Corruption, taxes, and authoritarian labor shackles.
Brazil finds itself at a historical crossroads that demands a rigorous analysis of its institutional structures. The release of the 2025 Corruption Perceptions Index (CPI), record-breaking data from the Impostômetro, and the persistence of an authoritarian labor framework expose a system of economic asphyxiation and moral erosion. The State, under the pretext of protecting the citizen, in reality hinders their initiative, their property, and their future.
The Transparency International Corruption Perceptions Index, an annual report published by the organization to assess perceived levels of public-sector corruption worldwide, provides important context for evaluating governance and institutional trust in countries such as Brazil. The transparency International report confirms what independent analysts have long pointed out. With 35 points on a scale of 0 to 100, Brazil occupies the 107th position among 182 countries, registering one of the worst marks in its recent historical series. This result is not merely a statistical indicator, but the quantitative expression of an institutional environment in which public power is frequently captured by private interests, eroding social trust. This decline points to deep failures in control mechanisms, associated with the growing politicization of the justice system.
From an economic standpoint, corruption acts as an invisible and arbitrary tax. It raises transaction costs, inhibits long-term investment, and favors the flourishing of so-called crony capitalism. In an environment of high regulatory power, inefficient companies survive at the taxpayer’s expense, while productive entrepreneurs are blocked by bureaucratic barriers. The result is a continuous process of weakening morality and the free market.
According to the Heritage Foundation’s Index of Economic Freedom, as well as the Fraser Institute, there is a strong correlation between economic freedom and low levels of corruption. Countries that limit the scope of government and rigorously protect private property tend to exhibit greater institutional resilience. In Brazil, the opposite phenomenon is observed: the size and complexity of the State together create broad zones of discretion, where bureaucracy becomes a currency of exchange. The politicization of justice, highlighted in the 2025 report, suggests that even institutional checks and balances are fragile.
While the integrity of the Brazilian State is questionable, its capacity to extract resources from society is remarkable. On December 31, 2025, the São Paulo Commercial Association’s Impostômetro registered the record figure of R$3.98 trillion ($772 billion) collected, a nominal growth of 10.56% compared to the previous year. This advance, far exceeding the period’s inflation, reflects a deliberate increase in revenue expansion by the government.

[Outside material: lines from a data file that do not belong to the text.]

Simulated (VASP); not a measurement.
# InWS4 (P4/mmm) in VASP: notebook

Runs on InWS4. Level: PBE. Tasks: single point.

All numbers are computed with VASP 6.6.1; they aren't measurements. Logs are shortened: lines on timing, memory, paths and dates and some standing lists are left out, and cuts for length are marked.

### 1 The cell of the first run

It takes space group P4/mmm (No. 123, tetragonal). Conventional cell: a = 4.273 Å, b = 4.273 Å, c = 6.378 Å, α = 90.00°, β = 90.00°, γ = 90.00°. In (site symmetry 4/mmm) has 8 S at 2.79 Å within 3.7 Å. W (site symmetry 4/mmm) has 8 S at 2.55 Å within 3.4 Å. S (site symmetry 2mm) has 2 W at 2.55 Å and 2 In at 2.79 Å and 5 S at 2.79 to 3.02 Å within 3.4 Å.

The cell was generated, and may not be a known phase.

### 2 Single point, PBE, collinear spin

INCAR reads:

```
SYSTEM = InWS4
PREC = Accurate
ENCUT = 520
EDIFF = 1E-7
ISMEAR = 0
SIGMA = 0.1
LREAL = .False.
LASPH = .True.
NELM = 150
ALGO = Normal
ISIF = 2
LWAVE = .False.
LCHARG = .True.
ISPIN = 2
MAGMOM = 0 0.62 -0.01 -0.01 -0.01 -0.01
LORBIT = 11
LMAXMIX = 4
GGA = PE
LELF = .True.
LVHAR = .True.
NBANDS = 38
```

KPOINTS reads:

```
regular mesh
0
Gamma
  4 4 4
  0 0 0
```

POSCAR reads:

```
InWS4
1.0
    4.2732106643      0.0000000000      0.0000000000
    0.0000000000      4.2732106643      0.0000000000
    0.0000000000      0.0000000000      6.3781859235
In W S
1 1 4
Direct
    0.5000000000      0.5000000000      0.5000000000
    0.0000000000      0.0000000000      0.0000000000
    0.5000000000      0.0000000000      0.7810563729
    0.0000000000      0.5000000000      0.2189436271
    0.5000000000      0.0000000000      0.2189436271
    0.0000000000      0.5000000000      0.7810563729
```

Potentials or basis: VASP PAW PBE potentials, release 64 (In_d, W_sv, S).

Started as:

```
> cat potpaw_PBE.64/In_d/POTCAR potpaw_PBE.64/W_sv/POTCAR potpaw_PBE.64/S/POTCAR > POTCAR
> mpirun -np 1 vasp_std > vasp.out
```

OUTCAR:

But this increase did not occur by chance. The re-evaluation of fuels, taxation of electronic bets, taxing low-value international packages, incidence on exclusive funds and offshores, plus the end of sectoral tax benefits, have significantly expanded the State’s weight on production and consumption. In February 2026, Brazilians had already paid R$500 billion ($97 billion) in taxes in just the first 40 days of the year.
According to the CPI/IPCA, from the Real Plan launch in 1994 to 2026, the Real accumulated roughly 982.5% inflation, equivalent to prices nearly 10.8 times higher today. In other words, R$100.00 in 1994 now equals R$11.75. Furthermore, according to the Index of Return to Society’s Well-Being (IRBES), Brazil has for 14 consecutive years ranked as the country that charges the most taxes while giving the least return to the population. While the government celebrates “pretty revenue numbers,” the population faces a systematic loss of purchasing power, fueled by a tax system that burdens consumption, disproportionately penalizing the poorest.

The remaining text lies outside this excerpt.